Lourdes Monteagudo was once a poor immigrant attending the Chicago Public Schools. She later taught for eight years in the schools. Three of her children attend the public schools. Today she is principal of the New Sabin Magnet School. On April 26 she advocated overhaul of the system when Chicago school reform arrived in Springfield.

Monteagudo stood in the well of the Illinois Senate and argued her case. "I come before you as a first hand inside witness to the many atrocities that plague our schools," she told the Senate Elementary and Secondary Education Committee. Then she enumerated atrocities:

"I have seen parents ignored, insulted, or frankly pushed out of schools because they're asking questions that no one wants to answer. . . ."

"I have witnessed the manipulation of budgets and the backroom deals among friends. . . ."
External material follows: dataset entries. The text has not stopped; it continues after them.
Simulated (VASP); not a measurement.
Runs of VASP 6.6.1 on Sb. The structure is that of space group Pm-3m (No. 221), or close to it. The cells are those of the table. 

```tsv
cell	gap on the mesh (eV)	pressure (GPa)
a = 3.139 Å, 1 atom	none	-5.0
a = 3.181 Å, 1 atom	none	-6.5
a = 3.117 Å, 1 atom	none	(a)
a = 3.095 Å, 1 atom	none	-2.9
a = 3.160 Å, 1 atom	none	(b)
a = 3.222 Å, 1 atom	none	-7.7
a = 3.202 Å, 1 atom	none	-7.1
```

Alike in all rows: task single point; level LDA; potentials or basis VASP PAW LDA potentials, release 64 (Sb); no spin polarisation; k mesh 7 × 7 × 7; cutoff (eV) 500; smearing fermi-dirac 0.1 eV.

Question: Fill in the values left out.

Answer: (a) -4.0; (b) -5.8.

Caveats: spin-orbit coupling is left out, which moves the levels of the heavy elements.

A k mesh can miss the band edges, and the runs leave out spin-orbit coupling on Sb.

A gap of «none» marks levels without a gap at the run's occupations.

"I have seen incompetent people be promoted because they belong to the right cliques. . . ."

"I have seen young teachers punished for questioning unsound practices. I have also seen these good teachers leave the system because they cannot take the frustration and isolation to which they are subjected. . . ."

"Most of all I have seen bright eyed and bushy tailed children turned into zombies, emotionally scarred for life by teachers, principals, rules and programs that are worthless. . . ."

Chicago school reform had, as all knew it must, come to the Capitol. It was the next step in a process begun 18 months before by Mayor Harold Washington, who convened the education summit to address growing awareness of the schools' failures. A 19-day teachers' strike last fall outraged and mobilized parents. Then U.S. Secretary of Education William Bennett called Chicago schools the country's worst. Parents and business people were mad and demanded improvement. And politicians promised change.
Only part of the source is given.